For $p$ = 1, it's clear because for $f \in L^1(\mathbb R^n)$, one can define a tempered distribution by $T_{f}(\varphi) := \int_{\mathbb R^n} f(x) \varphi(x) dx$.
Apparently, one can make the argument that $\mathcal S(\mathbb R^n) \subset L^p(\mathbb R^n)$ implies that the for the dual spaces the opposite inclusion holds. Why is that?
Regarding the "abstract nonsense" statement "$A \subset B \Rightarrow B' \subset A'$", the important thing there is that the inclusion mapping $i : A \to B,i(x)=x$ is continuous. Given $F \in B'$, the restriction of $F$ to $A$ is $F \circ i$. If $i$ is continuous, then $F \circ i$ will be continuous. So the restriction is in $A'$. We identify the restriction with the original functional $F$.

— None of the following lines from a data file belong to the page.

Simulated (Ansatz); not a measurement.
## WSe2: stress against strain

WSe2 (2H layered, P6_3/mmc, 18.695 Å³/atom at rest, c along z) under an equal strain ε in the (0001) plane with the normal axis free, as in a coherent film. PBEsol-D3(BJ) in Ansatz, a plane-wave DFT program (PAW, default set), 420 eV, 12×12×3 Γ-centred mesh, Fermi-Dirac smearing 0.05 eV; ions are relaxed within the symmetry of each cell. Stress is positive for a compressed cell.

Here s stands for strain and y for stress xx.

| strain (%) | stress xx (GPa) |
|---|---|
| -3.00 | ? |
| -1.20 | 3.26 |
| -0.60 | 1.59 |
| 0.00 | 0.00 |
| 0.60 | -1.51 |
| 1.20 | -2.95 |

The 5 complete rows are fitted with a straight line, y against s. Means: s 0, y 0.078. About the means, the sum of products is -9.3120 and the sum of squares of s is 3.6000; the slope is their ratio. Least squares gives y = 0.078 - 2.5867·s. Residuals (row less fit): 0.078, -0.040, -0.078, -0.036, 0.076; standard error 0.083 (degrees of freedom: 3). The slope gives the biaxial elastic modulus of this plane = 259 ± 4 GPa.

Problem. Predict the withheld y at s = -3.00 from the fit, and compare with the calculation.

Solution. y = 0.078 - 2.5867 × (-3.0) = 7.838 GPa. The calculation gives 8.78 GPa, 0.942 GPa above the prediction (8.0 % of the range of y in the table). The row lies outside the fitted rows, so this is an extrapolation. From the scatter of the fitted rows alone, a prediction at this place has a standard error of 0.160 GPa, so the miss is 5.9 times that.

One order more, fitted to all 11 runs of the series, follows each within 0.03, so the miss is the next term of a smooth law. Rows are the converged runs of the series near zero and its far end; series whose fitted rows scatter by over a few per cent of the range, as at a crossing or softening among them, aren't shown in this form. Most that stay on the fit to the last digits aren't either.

This identification is an abuse of notation: strictly speaking an element of $B'$ can never be an element of $A'$ or vice versa. But it is a reasonable abuse of notation, especially in cases like this one, in which $A$ is dense in $B$, so that the restriction uniquely specifies $F$. This situation in which $A$ is a dense subset of $B$ with a continuous inclusion mapping is very common in functional analysis.
You can expand this out into a statement about norms and seminorms in this particular case, but this is really the main point.